Count of indices with value 1 after performing given operations sequentially
Last Updated :
29 May, 2022
Given a binary array a[] of size N and an integer X. All the values of the array are 0 except at index X i.e. a[X] = 1. Given another array of pair v[][] of size M denoting M sequential operations performed in the array. In ith operation, all the values lying in indices [ v[i][0], v[i][1] ] are changed to 1 if there was at least one 1 in that range. Find the total count of 1s after performing these operations sequentially.
Examples:
Input: v[][] = {{1, 6}, {2, 3}, {5, 5}}, N = 6, X = 4
Output: 6
Explanation: Initially the range of elements that can be 1 is [3, 3]. The array is {0, 0, 1, 0, 0, 0}
After the first operation – there is 1 in the given range [1, 6]. So array becomes {1, 1, 1, 1, 1, 1}
After the second operation and third operation the array will be same.
So total number of 1s are 6.
Input: v[][] = {{2, 4}, {1, 2}}, N = 4, X = 1
Output: 2
Explanation: Initially the range of the elements that can be 1 is [1, 1]. The array is {1, 0, 0, 0}.

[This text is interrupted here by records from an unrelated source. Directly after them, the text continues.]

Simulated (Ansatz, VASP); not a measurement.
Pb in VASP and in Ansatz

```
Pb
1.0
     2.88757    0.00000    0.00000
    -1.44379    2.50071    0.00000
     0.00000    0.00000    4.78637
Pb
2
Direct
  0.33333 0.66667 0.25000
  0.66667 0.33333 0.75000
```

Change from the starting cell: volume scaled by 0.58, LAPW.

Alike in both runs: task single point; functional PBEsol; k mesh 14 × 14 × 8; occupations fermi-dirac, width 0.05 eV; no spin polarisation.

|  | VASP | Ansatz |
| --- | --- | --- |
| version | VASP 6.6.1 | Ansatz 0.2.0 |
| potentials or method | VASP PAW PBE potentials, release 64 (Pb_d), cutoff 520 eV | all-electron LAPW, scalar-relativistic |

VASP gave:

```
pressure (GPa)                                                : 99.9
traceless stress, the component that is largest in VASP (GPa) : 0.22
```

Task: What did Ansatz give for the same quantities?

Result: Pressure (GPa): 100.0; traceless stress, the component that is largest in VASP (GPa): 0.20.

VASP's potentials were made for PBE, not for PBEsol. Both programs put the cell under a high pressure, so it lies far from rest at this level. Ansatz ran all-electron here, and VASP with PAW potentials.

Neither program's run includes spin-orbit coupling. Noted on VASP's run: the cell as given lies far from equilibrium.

After the first operation – there is no 1 in [2, 4]. So, the array will be {1, 0, 0, 0}.
After the second operation – there is one 1 in [1, 2]. So, the array will be {1, 1, 0, 0}
So, total number of indices that can have 1 is 2.
Approach: Consider the current range to be [L, R]. Initially, The range [L, R] equals [X, X], because initially, only the Xth position is 1. Now, iterate through each of the given ranges, there can be 2 possibilities.
- The current range [L, R] is intersecting with the ith range, Update the current range [L, R] equals [min(L, b[i][0]), max(b[i][1])).
- The current range [L, R] is not intersecting with the ith range, no operation will be performed in this case.
The final answer will be R-L+1. Follow the steps below to solve the problem:
- Initialize the variables L and R as X.
- Iterate over the range [0, M) using the variable i and perform the following steps:
- If l is less than equal to v[i].second and R is greater than equal to v[i][0], then set the values of L as the minimum of L or v[i][0] and R as the maximum of R or v[i][1].
- After performing the above steps, print the value of (R – L + 1) as the answer.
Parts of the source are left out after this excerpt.